As the water industry enters AMP8, utilities face a difficult challenge: delivering widescale mains replacement programmes that are not only effective but also efficient, customer-focused, and future-proof. Traditional approaches, targeting a single asset type or applying uniform replacement strategies, may tick boxes, but they often fall short in delivering meaningful customer benefits or achieving the lowest cost per metre.
From siloed workstreams to strategic system thinking
Historically, investment planning has been segmented into workstreams focused on specific asset types or regulatory drivers. While this structure brings clarity, it can also lead to fragmented decision-making and missed opportunities for synergy. Our approach breaks down these silos by taking a holistic, source-to-tap view of each distribution zone, integrating performance, risk, and cost data across the entire network.
This means evaluating everything from water treatment works and trunk mains to pumping stations, service reservoirs, and distribution mains, all the way to the customer tap.
The power of holistic zonal studies – one approach to prioritising investment
Targeting zones with overall poor performance and doesn’t assume budget constraints or favour specific ODIs. Instead, utilises hydraulic modelling and risk-based analysis to identify the most effective interventions, whether that’s mains replacement, pressure management, new valving, or targeted maintenance like flushing and conditioning etc. This will ensure you can:
- Optimise asset lifecycle costs
- Achieve all relevant ODI targets
- Mitigate the risk of asset failure
- Deliver measurable customer and regulatory outcomes
However, with a targeted zonal approach, there is always the risk that this level of granularity may miss some ‘worst performing assets’ (e.g., those in ‘good performing overall’ zones).
For mains replacement specific performance commitments, our water infrastructure and modelling team has developed a process to skip past the initial area-level targeting & prioritisation assessment and identify all ‘worst performing mains assets’ upfront. This is a ‘game changer’
Evidence-based investment, not guesswork
Proposed schemes should be backed by a robust cost-benefit analysis and a dynamic “book of schemes” that allows investment decisions to be made with confidence. Outputs should be:
- Evidential and auditable
- Linked to historical and current ODI performance
- Traceable to specific assets and customer groups
This golden thread ensures that every pound invested is directly tied to customer benefit, whether that’s fewer bursts, better water quality, or improved supply resilience.
Benefits beyond the traditional
This approach delivers tangible, scalable value, including:
Improved water quality: Targets mains most responsible for water quality failures and water quality complaints.

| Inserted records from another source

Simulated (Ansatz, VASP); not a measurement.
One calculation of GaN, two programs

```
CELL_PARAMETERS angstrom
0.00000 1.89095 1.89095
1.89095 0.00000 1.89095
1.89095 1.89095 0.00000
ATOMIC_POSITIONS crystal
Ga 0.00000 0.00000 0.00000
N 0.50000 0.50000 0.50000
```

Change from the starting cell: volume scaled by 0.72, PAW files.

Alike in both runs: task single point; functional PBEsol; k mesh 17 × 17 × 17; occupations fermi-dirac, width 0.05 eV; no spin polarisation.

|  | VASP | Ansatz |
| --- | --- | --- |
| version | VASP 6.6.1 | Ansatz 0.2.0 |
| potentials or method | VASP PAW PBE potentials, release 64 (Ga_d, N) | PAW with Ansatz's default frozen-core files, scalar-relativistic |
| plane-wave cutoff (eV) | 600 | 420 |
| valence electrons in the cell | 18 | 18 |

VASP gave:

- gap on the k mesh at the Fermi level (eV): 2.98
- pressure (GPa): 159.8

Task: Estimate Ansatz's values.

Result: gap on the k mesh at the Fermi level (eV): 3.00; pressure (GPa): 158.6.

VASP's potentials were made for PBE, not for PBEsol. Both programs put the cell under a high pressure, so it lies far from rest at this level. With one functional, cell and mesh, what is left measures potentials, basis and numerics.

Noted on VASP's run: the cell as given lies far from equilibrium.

Reduced burst, leakage & supply interruptions rates and high & low pressure complaints
Significant cost savings: Will enable delivery of a portfolio of mains replacement schemes which maximises benefits to customers whilst averaging a < £292/m replacement cost.
Regulatory compliance: Supports delivery of asset health and water acceptability targets.
Data-driven confidence: Replaces assumptions with evidence-based asset selection.
Long-term planning: Provides a 10-year roadmap for strategic investment.
Scalability: Proven success across utilities, ready to be replicated.
Centrally assured & flexible: Enables mid-AMP pivots with minimal rework thanks to asset-level granularity.
Value-driven decision making: Prioritises interventions with the greatest customer and operational impact.
Single asset benefits breakdown for every scheme: Empowers clients to revise scope dynamically and instantly understand the revised costs and benefits.
Aligns with Ofwat requirement (2025): For ‘accelerated and optimised water project delivery’.
A high-impact, low-cost solution
Undertaking a benefits and hydraulic risk assessment for all assets will enable the best schemes by value (cost) and benefit (leakage reduction, burst reduction, supply interruption reduction, WQ failure reduction, complaint reduction etc.) to be selected for investment. This could potentially save tens of millions of pounds in the process, transforming how mains renewal is delivered in AMP8 and beyond.